Monday, September 9, 2013

The Silent Epidemic of Middle-Class Homelessness


 Yesterday, I ran into a friend of mine in Soho. I hadn’t seen him in a long time.
“Long time no see,” I said to him. “You look good.”
He shrugged in his self-deprecating Jewish way.
“Well, at least you’re eating regularly and you have a roof over your head,” I said.
He shook his head.
“You’re homeless?” I asked, half-joking.
He nodded.
“You’re kidding me!” I said.
He told me that he’d been sleeping on the F train for the last two years, with the exception of one month, when he was able to stay at a friend’s co-op, and his birthday (his 60th), when he treated himself to a room at the Y.
As I was talking to him, I realized that I personally knew four people who either are or have been homeless.
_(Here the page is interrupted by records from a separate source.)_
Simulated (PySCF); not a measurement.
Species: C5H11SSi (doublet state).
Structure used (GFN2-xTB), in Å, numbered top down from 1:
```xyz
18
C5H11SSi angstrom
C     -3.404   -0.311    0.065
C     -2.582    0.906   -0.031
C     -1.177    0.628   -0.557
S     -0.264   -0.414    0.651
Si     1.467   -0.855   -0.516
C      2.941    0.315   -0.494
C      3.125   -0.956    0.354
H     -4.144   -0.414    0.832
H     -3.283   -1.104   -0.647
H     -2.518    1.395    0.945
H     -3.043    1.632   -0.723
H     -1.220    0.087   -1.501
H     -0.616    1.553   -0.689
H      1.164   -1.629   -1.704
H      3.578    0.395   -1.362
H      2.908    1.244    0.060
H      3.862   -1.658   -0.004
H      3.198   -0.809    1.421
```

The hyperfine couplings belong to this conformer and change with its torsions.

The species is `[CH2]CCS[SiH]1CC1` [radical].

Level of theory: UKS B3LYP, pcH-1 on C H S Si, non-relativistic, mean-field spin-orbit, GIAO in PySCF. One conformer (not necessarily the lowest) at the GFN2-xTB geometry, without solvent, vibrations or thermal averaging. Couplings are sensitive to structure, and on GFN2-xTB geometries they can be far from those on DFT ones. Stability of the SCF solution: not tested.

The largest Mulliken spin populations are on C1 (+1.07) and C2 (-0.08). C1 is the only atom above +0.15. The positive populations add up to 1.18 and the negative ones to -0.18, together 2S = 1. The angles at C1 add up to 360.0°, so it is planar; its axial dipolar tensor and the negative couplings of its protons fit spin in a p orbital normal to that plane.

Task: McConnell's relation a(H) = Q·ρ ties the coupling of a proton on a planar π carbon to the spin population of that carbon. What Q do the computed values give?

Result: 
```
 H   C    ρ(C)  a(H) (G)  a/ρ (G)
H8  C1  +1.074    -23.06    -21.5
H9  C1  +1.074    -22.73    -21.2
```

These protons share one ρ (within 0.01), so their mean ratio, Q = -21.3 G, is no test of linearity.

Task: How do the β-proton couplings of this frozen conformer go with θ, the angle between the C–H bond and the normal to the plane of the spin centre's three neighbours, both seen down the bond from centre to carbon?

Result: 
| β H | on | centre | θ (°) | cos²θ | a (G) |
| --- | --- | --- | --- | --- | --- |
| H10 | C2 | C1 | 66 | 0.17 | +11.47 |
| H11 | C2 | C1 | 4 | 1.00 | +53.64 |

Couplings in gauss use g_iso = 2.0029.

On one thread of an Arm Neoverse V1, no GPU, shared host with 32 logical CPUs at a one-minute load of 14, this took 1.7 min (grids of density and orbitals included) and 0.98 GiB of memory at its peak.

At this point, if you’re a Republican, you would probably say, “What’s wrong with these people?”
And I would say, “What’s wrong with our economy (and our society, in general) that people who were formerly what you would call ‘middle-class,’ people who played by the rules and did everything they were supposed to do, still wound up being homeless?”
It’s no surprise when people like Mitt Romney are tone-deaf on this issue. But the reality is that most politicians—Republican and Democrat—are so wealthy that they’ve lost touch with the challenges facing middle-class people. (And forget about the poor. Nobody even talks about them.)
My Soho friend, Norman (not his real name), is a photographer. I don’t know exactly what happened to his last apartment (he was living in New Jersey), but he’s been working as a messenger for the last few years because he couldn’t support himself as a photographer.
I have another friend who was recently forced to move back with his sister in Virginia because his landlord stopped accepting his rent check at the apartment he’d been subletting for the last 19 years. He had been working as a doorman at an apartment building in Soho, but quit his job, partly because the staggered hours were destroying his health. He retired shortly afterwards.
A third friend, who admittedly had certain mental health issues that prevented him from working in office buildings—a serious liability in a city like New York—slept for a period of time in a Korean deli on Fifth Avenue and 13th Street before, after a long period in which he studied to be a priest among other things, he found a room in a house upstate. I’m not sure what he’s doing for a living now, but I know that at one point when he was still sleeping at the Korean deli, he was distributing flyers for a copy center.
A fourth friend, formerly a successful architect, has had to move back with his family on Long Island because he hasn’t been able to find work as an architect. I’m not sure what he’s been doing for money the last few years.
As you can see, some of my friends have been forced to take jobs (messenger, flyer distributor, doorman) that would make it hard for them to find so much as an apartment share, let alone their own apartment, in a city as expensive as New York. So what we’re seeing is a crisis in jobs, as well as housing.
A fifth friend just started a new job at half his normal salary after being unemployed for almost two years. Fortunately for him, he owns his apartment and had received a substantial severance package when he left his previous job.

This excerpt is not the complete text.